Special Master’s Report and Recommendation at 18 (quoting Kidder, 168 F. R. D. at 470). Intel argued that it only provided factual information, in summary form, “derived in part from attorney's notes, pursuant to Court Order, but did not disclose or even paraphrase the attorney-client communications themselves.” The Special master’s response was essentially a non sequitur:
The Special Master is satisfied that the principles of waiver articulated in both
Westinghouse and Kidder apply with equal force to the voluntary disclosure of the verbatim privileged communication itself, a full report containing references to same, or to a memorandum or summary of the privileged communication. As in Westinghouse, it appears to the Special Master that the disclosure of the privileged information to AMD, the Class Plaintiffs and to the Court were not “disclosures necessary to encourage clients to seek informed legal advice,” but rather were for the purpose of supporting Intel's litigation position.
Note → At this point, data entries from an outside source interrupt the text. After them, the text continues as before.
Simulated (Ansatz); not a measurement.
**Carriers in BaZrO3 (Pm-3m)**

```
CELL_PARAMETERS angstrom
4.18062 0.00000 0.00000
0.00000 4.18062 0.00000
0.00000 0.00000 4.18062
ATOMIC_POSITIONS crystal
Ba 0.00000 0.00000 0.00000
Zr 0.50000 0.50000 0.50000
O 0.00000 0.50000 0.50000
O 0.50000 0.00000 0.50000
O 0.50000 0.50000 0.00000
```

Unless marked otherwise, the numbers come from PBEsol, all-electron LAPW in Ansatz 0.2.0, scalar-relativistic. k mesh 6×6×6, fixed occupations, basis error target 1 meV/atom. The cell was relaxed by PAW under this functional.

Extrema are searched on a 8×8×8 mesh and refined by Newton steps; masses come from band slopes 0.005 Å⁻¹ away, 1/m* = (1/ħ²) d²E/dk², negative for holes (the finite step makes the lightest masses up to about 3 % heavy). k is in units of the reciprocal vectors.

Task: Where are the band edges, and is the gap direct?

Special Master’s Report and Recommendation at 18 (quoting Westinghouse, 951 F. 2d at 1426). This is just another way of saying the communications were not privileged to begin with, which is not at all the issue the Special Master was addressing. What is the point of treating the waiver issue if there was no privilege to begin with? Indeed, this is nothing more than a restatement of the “control group” test, which was specifically rejected by the Supreme Court in
Upjohn Co. v. United States, 449 U.S. 383, 101 S. Ct. 677 (1981). In Upjohn, the very same type of internal investigation and the attorney notes of that investigation were at issue. The Court was succinct:
In the corporate context, … it will frequently be employees beyond the control group as defined by the court below … who will possess the information needed by the corporation’s lawyers. Mid-level – and indeed lower-level – employees can, by actions within the scope of their employment, embroil the corporation in serious legal difficulties, and it is only natural that these employees would have the relevant information needed by corporate counsel if he is adequately to advise the client with respect to such actual or potential difficulties.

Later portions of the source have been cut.